Applicant Tracking Systems (ATS) are applications that analyze CVs. It is a fundamental IT tool for the Human Resources area since it is more efficient, saving time and money in companies that frequently select personnel.
98% of Fortune 500 companies screen candidate resumes through an applicant tracking system before a recruiter; therefore, the recruiter will make a selection based on the selection made (through algorithms) by the software. It is worth noting that more and more small and medium-sized companies are using the ATS. A Kelly OCG survey estimates that 66% of large companies and 35% of small organizations rely on recruiting software.
Large companies, or those hiring for multiple jobs, receive hundreds (and thousands) of resumes for any given job opening. Because it is becoming increasingly easier to apply for jobs online, many applicants are not qualified for the vacancies they apply for and do so to “see if they are lucky” or “to be considered for another vacancy”. The ATS can analyze these resumes, break them down and present the data they contain in a standardized format that is possible to review quickly.
If you are applying for a job vacancy in a large company, you are probably facing an ATS; if you do so by filling an online form, you are definitely through an ATS. Job sites like Indeed and LinkedIn have their own built-in ATS.
Now, how do ATS systems work? As mentioned, these software systems collect and store CVs in a database so recruiters can access them. In turn, recruiters can search and sort CVs in several ways, depending on the software used.
Some companies prefer to see each CV that applies for a specific vacancy. In this case, the recruiters give a quick look at the main aspects of each CV, for example, what is your current job, and the companies where you worked, among other data that you may consider of interest. In 6 seconds, they can determine if they want to get more information about the candidate.

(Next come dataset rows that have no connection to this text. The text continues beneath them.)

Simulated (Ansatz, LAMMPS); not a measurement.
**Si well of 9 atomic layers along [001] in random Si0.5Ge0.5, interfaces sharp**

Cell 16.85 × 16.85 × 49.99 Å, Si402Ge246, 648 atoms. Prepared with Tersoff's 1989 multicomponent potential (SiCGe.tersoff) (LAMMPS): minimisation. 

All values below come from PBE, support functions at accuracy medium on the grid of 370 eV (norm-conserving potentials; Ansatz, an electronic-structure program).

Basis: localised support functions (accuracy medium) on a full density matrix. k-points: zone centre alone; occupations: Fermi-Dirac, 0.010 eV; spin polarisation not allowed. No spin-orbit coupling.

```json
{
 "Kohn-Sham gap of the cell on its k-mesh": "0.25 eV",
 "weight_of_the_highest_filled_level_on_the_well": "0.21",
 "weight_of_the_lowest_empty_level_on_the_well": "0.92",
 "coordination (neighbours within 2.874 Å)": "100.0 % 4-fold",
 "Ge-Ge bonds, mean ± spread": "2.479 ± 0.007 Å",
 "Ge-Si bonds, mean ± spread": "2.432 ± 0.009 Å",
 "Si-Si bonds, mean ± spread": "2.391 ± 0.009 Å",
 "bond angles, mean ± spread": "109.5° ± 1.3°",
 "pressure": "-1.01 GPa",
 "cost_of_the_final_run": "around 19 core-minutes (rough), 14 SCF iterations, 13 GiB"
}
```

A common way that recruiters filter CVs in an ATS is by searching for exclusive keywords. This search can contain several keywords or just one. An example would be: A multinational cleaning products company is looking for a traveling salesperson to cover a radius of 200 kilometers. Two hundred people applied for this job offer; thus, the company has 200 CVs. The recruiter will search for the keyword “Traveling Salesperson” where they will probably reduce that number to 50 CVs (or less). If candidates do not put that exact phrase, they will be excluded from this selection. Therefore, those applicants who can predict the correct CV keywords will have a better chance of being included in the selector’s search results. The best way to find out which skills and keywords to use is by analyzing the job description. The latest ATSs use artificial intelligence techniques that improve accuracy when filtering or ranking resumes.
ATS also helps manage the candidate selection process, allowing you to identify where each candidate is in the process. For example, if a candidate is scheduled for an interview or discarded because they dropped out of the process.
One of the reasons against ATS is that job selection processes should not depend on a procedure that resembles an SEO optimization targeting the candidate’s CV. The inflexibility of ATS is also often criticized because a synonym or change in the keyword structure can cause the exclusion of the CV.
There are numerous applicant tracking systems nowadays, each with particularities, strengths, and weaknesses.
Some tips for a CV to be selected by an ATS are:
- The CV should have a simple layout with simple headings, using a consistent work history format with its respective dates.
- As mentioned above, analyze the job vacancy, that is, what the company is requesting for that vacancy. In this way, include that or those keywords such as (in the case of our example) traveling salesman. That means each CV must base on the vacancy (even if they are similar to other vacancies).
- Avoid tables and graphs.
- Use a .docx or .pdf file format.
- Last but not least, some people trick the ATS algorithms by filling their CV with keywords. How do they do it? By writing the keywords on your CV in white or the same color as the page background, the keywords are invisible to the human eye. This trick can boost the positioning of your CV, but clearly, you will not be able to fool the recruiters. Recruiters evaluate the competencies and references of each candidate, besides being very skilled professionals in detecting lies.